Username Enumeration

Ability to collect a set of valid usernames by interacting with the authentication mechanism

IoT Threats

- DDoS Attack

- Attack on HVAC Systems

- Rolling Code Attack

- BlueBorne Attack

- Jamming Attack

- Remote Access using Backdoor

- Remote Access using Telnet

- Sybil Attack

- Exploit Kits

- MITM Attack

- Replay Attack

- Forged Malicious Device

- Side channel attack

- Ransomware attack

- Client impersonation

- SQLi

- SDR-Based Attack

- Fault Injection Attack

- Network Pivoting

- DNS Rebinding Attack

- Firmware Update (FOTA) Attack

Rolling Code Attack

An attacker jams and sniffs the signal to obtain the code transferred to a vehicle's receiver; the attacker then uses it to unlock and steal the vehicle

BlueBorne Attack

Attackers connect to nearby devices and exploit the vulnerabilities of the Bluetooth protocol to compromise the device

Jamming Attack

An attacker jams the signal between the sender and the receiver with malicious traffic that makes the two endpoints unable to communicate with each other

Sybil Attack

An attacker uses multiple forged identities to create a strong illusion of traffic congestion, affecting communication between neighboring nodes and networks

MITM Attack

An attacker pretends to be a legitimate sender who intercepts all the communication between the sender and receiver and hijacks the communication

Replay Attack

Attackers intercept legitimate messages from valid communication and continuously send the intercepted message to the target device to perform a denial-of-service attack or crash the target device

Side channel attack

Attackers perform side-channel attacks by extracting information about encryption keys by observing the emission of signals

Ransomware attack

Ransomware is a type of malware that uses encryption to block a user's access to his/her device either by locking the screen or by locking the user's files

SQLi

Attackers perform SQL injection attacks by exploiting vulnerabilities in the mobile or web applications used to control the IoT devices, to gain access to the devices and perform further attacks on them

SDR Based Attack

Using a software-based radio communication system, an attacker can examine the communication signals passing through the IoT network and can send spam messages to the interconnected devices.

Fault Injection Attack

A fault injection attack occurs when an attacker tries to introduce fault behavior in an IoT device, with the goal of exploiting these faults to compromise the security of that device

Network Pivoting

An attacker uses a malicious smart device to connect and gain access to a closed server, and then uses that connection to pivot other devices and network connections to the server to steal sensitive information

DNS Rebinding

DNS rebinding is a process of obtaining access to a victim's router using a malicious JavaScript code injected on a web page.

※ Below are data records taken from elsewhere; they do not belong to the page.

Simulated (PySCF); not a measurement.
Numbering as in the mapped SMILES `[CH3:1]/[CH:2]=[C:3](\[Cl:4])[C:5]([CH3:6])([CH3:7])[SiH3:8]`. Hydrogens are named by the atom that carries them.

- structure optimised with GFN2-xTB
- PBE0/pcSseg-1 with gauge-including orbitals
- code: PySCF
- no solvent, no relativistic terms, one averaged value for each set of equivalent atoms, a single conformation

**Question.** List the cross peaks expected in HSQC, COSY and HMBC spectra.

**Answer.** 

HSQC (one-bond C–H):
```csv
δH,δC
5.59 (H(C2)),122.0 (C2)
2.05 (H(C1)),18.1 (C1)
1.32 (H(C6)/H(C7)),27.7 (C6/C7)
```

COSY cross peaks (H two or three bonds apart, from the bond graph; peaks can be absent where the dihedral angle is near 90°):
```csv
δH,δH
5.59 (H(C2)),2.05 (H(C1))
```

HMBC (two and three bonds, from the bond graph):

Firmware Update (FOTA) Attack

Attacker intercepts and manipulates the firmware update process to inject malicious code.

Rolling/Hopping Code

The code that locks or unlocks a car or garage is called a rolling code or hopping code

Software Defined Radio (SDR)

SDR is a method of generating radio communications and implementing signal processing using software (or firmware), instead of the usual method of using hardware.

Cryptanalysis Attack

In this attack, the procedure used by the attacker is the same as in a replay attack except for one additional step, reverse-engineering the protocol to obtain the original signal.

Reconnaissance Attack

This is an addition to a cryptanalysis attack. In this attack, information can be obtained from the device's specifications. All IoT devices that run through RF signals must be certified by their country's authority, and then they officially disclose an analysis report of the device. Designers often prevent this kind of analysis by obscuring any identification marks from the chipset. Therefore, the attacker makes use of multimeters to investigate the chipset and mark out some identifications, such as ground pins, to discover the product ID and compare it with the published report.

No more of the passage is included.